Diggle is famous for its railway tunnels
under the Pennines and its canal. It boasts what is probably the longest
and highest canal tunnel in Europe and the village once claimed the
distinction of having the largest water wheel in England.
The nearby hamlets of Harrop Green and Diglea are both splendid examples
of pre-Industrial Revolution weaving settlements. Their houses are built
of stone, quarried from the local hillsides. The handloom cottages,
with the top storey used for weaving, and the clothiers’ cottages
are typical of those in scores of villages throughout West Yorkshire.
Before the advent of the Industrial Revolution, the Diggle Road across
the Pennines was part of the Oldham Mumps-to-Standedge Turnpike Road.
The tollhouse was at ‘The Gate’ public house - now known
as the Hanging Gate located on Huddersfield Road in the village centre.
It was not unusual to find rhymes inscribed on the top bar of a tollgate:
This gate hangs well to no man’s sorrow.
Pay for today, and I will trust tomorrow.

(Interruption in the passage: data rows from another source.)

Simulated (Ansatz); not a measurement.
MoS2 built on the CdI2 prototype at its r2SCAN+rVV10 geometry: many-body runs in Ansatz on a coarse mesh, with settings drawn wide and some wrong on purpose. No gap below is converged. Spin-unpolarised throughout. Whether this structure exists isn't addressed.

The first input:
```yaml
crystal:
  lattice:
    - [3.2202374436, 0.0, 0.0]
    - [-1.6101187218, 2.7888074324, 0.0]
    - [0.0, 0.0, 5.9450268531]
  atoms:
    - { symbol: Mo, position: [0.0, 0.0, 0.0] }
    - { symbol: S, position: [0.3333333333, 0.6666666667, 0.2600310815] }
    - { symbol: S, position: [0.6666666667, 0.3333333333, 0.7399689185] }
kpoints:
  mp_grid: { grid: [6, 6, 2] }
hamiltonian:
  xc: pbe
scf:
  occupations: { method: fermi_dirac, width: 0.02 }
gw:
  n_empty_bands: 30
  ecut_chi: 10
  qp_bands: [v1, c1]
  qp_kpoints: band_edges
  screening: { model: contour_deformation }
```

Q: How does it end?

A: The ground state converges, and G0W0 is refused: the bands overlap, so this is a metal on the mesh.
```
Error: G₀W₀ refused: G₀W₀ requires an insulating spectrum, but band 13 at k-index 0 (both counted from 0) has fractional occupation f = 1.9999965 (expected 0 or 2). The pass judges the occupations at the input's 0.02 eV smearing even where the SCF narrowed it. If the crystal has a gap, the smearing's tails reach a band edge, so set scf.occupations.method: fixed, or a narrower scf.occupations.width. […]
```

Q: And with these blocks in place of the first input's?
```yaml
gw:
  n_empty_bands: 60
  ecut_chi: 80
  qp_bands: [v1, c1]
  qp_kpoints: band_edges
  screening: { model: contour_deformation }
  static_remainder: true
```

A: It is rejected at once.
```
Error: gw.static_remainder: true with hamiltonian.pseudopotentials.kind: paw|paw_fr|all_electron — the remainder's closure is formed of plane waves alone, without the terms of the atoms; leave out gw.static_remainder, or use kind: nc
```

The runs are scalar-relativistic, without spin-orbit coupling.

When the tollgates were abolished, a miniature of the gate was often
hung over the door of the inn, with a revised form of rhyme inscribed:
-
The gate hangs high and hinders none.
Refresh and pay, and travel on.
Growth in trade across the Pennines began to create congestion on the
turnpike routes and the transportation of goods became laborious and
expensive. As a consequence an Act was passed in 1794 for the construction
of a narrow-gauge canal to link Ashton to Huddersfield by way of the
Tame Valley, Mossley, Greenfield and Diggle. From Diggle a tunnel would
be bored through Standedge, to emerge at Marsden. Standedge Canal Tunnel
was opened in March 1811, when managers went through the tunnel on the
barge ‘Lively’ the first boat to make the whole journey.
Newly painted boats decorated with bunting followed ‘Lively’
and one of these carried a band playing Rule Britannia and other patriotic
songs. It is said that 10,000 people gathered to see the ceremony. The
population of Saddleworth at that time was just 12,579. Its construction
had taken seventeen years to complete, with men working by candlelight.
The tunnels length from Diggle to Marsden was 3 miles 171 yards.
The canal-boats were drawn by horses, which walked along the towpath
to the entrance of the tunnel. There they were unharnessed and taken,
via Boat Lane (near to the Diggle Hotel), over the top of Standedge
to the barges at the other end. The boats were ‘legged’
through the tunnel by men pushing against the walls and roof with their
feet. Sometimes, men needing work would wait at each tunnel end to offer
their services as ‘leggers’.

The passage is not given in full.